These are tough times for the Wolverines, whose bitter rivals are getting all the attention amid grumblings that maybe Michigan has slipped, that maybe it isn't so high and mighty, that maybe Notre Dame and Ohio State and Iowa and Southern Cal and West Virginia and Florida State and Grand Valley State and the Minnesota Twins and the Detroit Shock are more title-worthy.
This is the toughest week for the Wolverines. It also happens to be the week that can change everything and restore the luster, if Michigan can solve one teensy-weensy little problem. Hint: It rhymes with Gloater Shame.
Yep. It's that time of year when all of the Wolverines' hopes and dreams and flimsy offensive playbooks are loaded onto a bus and shipped to South Bend, Ind., where no matter how overrated, overhyped, overblown, overwrought and ridiculously lucky the Fighting Irish might be, they always make Michigan's athletic supporters tighten, if you get my meaning.
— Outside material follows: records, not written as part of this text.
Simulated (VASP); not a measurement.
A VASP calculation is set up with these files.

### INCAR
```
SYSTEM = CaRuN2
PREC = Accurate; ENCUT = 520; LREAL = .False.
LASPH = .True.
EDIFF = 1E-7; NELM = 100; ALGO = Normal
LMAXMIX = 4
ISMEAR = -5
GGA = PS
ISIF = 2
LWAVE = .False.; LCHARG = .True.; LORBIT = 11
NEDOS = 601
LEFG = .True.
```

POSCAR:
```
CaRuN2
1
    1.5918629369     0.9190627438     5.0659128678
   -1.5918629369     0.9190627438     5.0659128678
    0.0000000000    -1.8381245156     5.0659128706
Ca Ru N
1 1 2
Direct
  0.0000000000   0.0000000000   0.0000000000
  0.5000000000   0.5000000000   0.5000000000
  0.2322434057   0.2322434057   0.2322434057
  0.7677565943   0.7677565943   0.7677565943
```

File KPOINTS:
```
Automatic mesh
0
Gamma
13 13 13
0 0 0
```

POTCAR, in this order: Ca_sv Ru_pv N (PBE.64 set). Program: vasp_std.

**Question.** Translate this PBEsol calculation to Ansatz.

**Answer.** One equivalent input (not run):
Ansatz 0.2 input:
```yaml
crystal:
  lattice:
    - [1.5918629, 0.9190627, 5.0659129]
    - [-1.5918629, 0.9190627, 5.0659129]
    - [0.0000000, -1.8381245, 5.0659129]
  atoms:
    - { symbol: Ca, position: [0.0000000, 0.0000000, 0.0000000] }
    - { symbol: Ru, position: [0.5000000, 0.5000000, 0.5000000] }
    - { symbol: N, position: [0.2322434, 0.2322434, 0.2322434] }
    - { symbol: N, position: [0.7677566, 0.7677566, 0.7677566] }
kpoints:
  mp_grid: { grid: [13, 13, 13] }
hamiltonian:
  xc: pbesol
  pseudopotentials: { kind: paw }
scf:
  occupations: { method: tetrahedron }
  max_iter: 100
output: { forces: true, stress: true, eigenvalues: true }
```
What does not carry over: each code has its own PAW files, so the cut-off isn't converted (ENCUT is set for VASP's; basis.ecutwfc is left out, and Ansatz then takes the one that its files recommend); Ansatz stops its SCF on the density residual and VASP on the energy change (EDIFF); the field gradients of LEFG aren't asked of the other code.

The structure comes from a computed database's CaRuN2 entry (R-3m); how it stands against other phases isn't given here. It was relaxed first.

This is the game college football fans love, and Michigan fans dread. When the 11th-ranked Wolverines (2-0) meet the second-ranked Irish (2-0) on Saturday, more than national acclaim will be at stake.
For instance, NBC is expected to stop the game midway through the second quarter to present Irish quarterback Brady Quinn with the Heisman Trophy. Also, in keeping with its high standards of objective coverage, the cloying, blubbering network hand-picked by Notre Dame will air a scathing halftime report on the guy who cuts Charlie Weis' hair.
Back? Or blue?
Michigan has bigger things to worry about. The program is going through a bit of an identity crisis. It seems no one's sure anymore whether to identify the Wolverines as "great" or "great in their own delusional minds."
Last year they were 7-5, which technically is listed in Michigan's record book as "bleepin' awful." So Lloyd Carr dumped some assistants (true), reemphasized the running game (true), demanded all road games be cancelled (not completely true) and suggested Notre Dame's campus be paved over and turned into an IKEA store (that's what I heard).
Michigan has lost three of the last four to the Irish and hasn't won in South Bend since 1994. It hasn't won its road opener since 1999. Fans are grimacing and squirming and making strange noises, and not just because of the pregame chili.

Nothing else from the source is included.